DB refresh: Updated objects (i.e. metadata) #398

Open joeflack4 opened 1 year ago

joeflack4 commented 1 year ago

Overview

Currently the DB refresh is set up so that any new created objects created since a certain time will be fetched. However, data about any updates / archivals (I don't think) / deletions of objects will not be fetched.

Since these objects are mostly immutable, I think this only applies to metadata.

Involves the following objects

When to update metadata

a. Query the API on lastUpdated b. We could also update container metadata whenever we fetch a new cset version. That's be a convenient time.

Sub-tasks

Sigfried commented 1 year ago

Solve by changing fetch since queries to compare to modifiedAt instead of createdAt

joeflack4 commented 1 year ago

Thanks Siggie. That is the most important thing. Other logic will need to be changed too. If I change that one line and do nothing else, it will try to insert data as if it is a new record rather than doing an update. Shouldn't require that many changes in the logic, I don't think.
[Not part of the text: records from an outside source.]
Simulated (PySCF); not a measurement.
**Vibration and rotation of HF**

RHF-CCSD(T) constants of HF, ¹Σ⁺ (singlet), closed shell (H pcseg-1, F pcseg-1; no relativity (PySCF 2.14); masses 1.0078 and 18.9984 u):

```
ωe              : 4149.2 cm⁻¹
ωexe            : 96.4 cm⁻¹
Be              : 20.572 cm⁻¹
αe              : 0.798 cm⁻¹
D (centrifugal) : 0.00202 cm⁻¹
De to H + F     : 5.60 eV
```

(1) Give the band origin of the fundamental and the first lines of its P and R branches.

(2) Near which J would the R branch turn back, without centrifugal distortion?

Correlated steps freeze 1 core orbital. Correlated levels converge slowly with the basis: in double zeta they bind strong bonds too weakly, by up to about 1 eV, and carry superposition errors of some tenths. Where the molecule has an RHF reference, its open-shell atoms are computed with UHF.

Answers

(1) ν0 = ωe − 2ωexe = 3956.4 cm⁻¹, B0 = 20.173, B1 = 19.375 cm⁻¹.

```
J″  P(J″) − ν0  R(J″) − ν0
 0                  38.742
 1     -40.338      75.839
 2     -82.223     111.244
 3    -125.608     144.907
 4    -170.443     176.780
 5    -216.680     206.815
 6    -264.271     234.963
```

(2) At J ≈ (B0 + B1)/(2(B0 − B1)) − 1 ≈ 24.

Sigfried commented 1 year ago

@joeflack4, where does this stand? Is it done?

And can you confirm, I think we decided to continue checking createdAt in addition to modifiedAt. Is that happening?

joeflack4 commented 1 year ago

@Sigfried No, I haven't started on this yet. This is the only/most critical DB refresh issue after fixing the vocab/counts refresh GH action running out of memory, and I aim to do this immediately after that.

We will need to continue checking both createdAt and modifiedAt. Main reason for this is that the latter is often NULL. Ideally it would be >= createdAt.